Major drug busts aren’t where you think

Official says dealers store drugs in low-crime areas to avoid police suspicion

October 18, 2009 

The small-time drug pusher spends his time on the streets, hustling from one deal to another.

He’s not the guy you’ll find at a street corner in a neighborhood with $300,000 homes, but his product might be.

That’s because major drug busts occur in areas away from high-crime neighborhoods, said Rick Stinson, special agent in charge of the Metro Narcotics Task Force.

“If a large drug supplier is going to bring in a large quantity of drugs, he’s not going to bring it to a high-drug area,” Stinson said. “It’ll be brought into those areas in smaller amounts.”

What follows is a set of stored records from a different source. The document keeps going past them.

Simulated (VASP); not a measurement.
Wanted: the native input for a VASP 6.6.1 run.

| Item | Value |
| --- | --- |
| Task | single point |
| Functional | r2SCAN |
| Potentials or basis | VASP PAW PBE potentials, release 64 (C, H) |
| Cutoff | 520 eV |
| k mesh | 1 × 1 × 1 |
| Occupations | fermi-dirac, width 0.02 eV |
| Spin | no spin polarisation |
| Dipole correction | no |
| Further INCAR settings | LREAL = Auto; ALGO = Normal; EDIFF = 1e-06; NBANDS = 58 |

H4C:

Putting a large amount of drugs — three, four or five kilgrams of cocaine, for example — in a nice neighborhood or storage unit away from the street dealers makes good business sense for the dealer, Stinson said. What he sees are major dealers visiting Atlanta, making a big purchase and then bringing it back to Columbus. It will then be distributed in smaller amounts to the street-level dealer.

One ounce of cocaine is enough for a trafficking charge, though Stinson said he considers finding anything more than a kilogram of cocaine — more than 35 ounces — a major bust.

And while a street dealer might have three to five kilograms on him at a time, it’s rare because there’s no reason for him to have that much, Stinson said.

One of the biggest busts in Columbus happened about four years ago. It involved more than 200 kilos — 7,000 ounces of cocaine.

Most of it was in a storage unit off of Milgen Road, but some was also in a rented home in the Beaver Run area.

“I’m sure the rent was more than $2,000 a month,” Stinson said of the home.

In addition, some 800 pounds of marijuana were found in the bust.

Recently sold homes in the Beaver Run area were mostly in the $200,000-265,000 range.

They’re in a neighborhood with winding roads situated around a large lake.

“It’s just smart,” Stinson said of the location. “Obviously, your high-crime areas are areas where a lot of police activity happens. If you’re fixing to bring dope into an area that’s highly patrolled, that ain’t smart. It’s the old thing of don’t put all your eggs in one basket.”